# Lab 2: ImageFolder & DataLoaders

In this lab, we will learn how to transform images and load them efficiently using PyTorch.

## Learning Objectives

By the end of this lab, you will be able to:
- Create image transformation pipelines using `transforms.Compose`
- Understand what each transform does (Resize, Flip, ToTensor)
- Load data using `ImageFolder` dataset
- Create efficient DataLoaders for batched training

## 0. Setup

### Import Required Libraries

We'll import essential PyTorch libraries for data loading and transformations:
- `torch` - Core PyTorch library
- `DataLoader` - For creating batched, iterable datasets
- `datasets` - Pre-built dataset classes (like ImageFolder)
- `transforms` - Image transformation utilities

In [2]:
import torch
from torch.utils.data import DataLoader
from torchvision import datasets, transforms
from pathlib import Path
import matplotlib.pyplot as plt

device = 'cuda' if torch.cuda.is_available() else 'cpu'
print(f'Using device: {device}')

### Working with Vision Data

Since we're working with a vision problem, we'll use:
- **`torchvision.datasets`** - Contains data loading functions for images
- **`torchvision.transforms`** - Provides tools for preprocessing and augmenting image data

These modules are part of the `torchvision` library, PyTorch's computer vision toolkit.

## 1. Setup Data Paths

In [3]:
import requests
import zipfile

data_path = Path('data/')
image_path = data_path / 'pizza_steak_sushi'

if image_path.is_dir():
    print(f'{image_path} directory exists.')
else:
    print(f'Creating {image_path} directory...')
    image_path.mkdir(parents=True, exist_ok=True)
    with open(data_path / 'pizza_steak_sushi.zip', 'wb') as f:
        request = requests.get('https://github.com/mrdbourke/pytorch-deep-learning/raw/main/data/pizza_steak_sushi.zip')
        print('Downloading data...')
        f.write(request.content)
    with zipfile.ZipFile(data_path / 'pizza_steak_sushi.zip', 'r') as zip_ref:
        print('Unzipping data...')
        zip_ref.extractall(image_path)
    print('Done!')

train_dir = image_path / 'train'
test_dir = image_path / 'test'

print(f'Train dir: {train_dir}')
print(f'Test dir: {test_dir}')

## 2. Transforming Data

Now what if we wanted to load our image data into PyTorch?

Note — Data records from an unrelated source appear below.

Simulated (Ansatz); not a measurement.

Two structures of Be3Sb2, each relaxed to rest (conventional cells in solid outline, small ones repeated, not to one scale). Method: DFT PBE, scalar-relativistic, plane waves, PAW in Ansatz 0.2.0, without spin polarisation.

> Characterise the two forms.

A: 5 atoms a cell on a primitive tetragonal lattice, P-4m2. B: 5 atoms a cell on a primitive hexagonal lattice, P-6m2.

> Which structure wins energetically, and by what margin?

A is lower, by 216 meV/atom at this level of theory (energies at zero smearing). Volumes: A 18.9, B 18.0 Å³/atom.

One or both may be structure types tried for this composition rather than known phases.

### Requirements for Using Images in PyTorch

Before we can use our image data with PyTorch, we need to:

1. **Convert to tensors** - Turn images into numerical representations
2. **Create a Dataset** - Use `torch.utils.data.Dataset`
3. **Create a DataLoader** - Use `torch.utils.data.DataLoader` for batching

### Transforming Data with torchvision.transforms

We've got folders of images, but before we can use them with PyTorch, we need to convert them into tensors.

One of the ways we can do this is by using the **`torchvision.transforms`** module.

`torchvision.transforms` contains many pre-built methods for:
- Formatting images
- Converting them into tensors
- Data augmentation (artificially increasing dataset variety)

### Why Transform Images?

Raw images can't be directly fed to neural networks. We need a series of transform steps:

1. **Resize** - Make all images the same size (neural networks expect fixed input dimensions)
2. **Augment** - Artificially increase dataset variety (helps prevent overfitting)
3. **ToTensor** - Convert PIL Image to PyTorch tensor (normalize pixel values from 0-255 to 0-1)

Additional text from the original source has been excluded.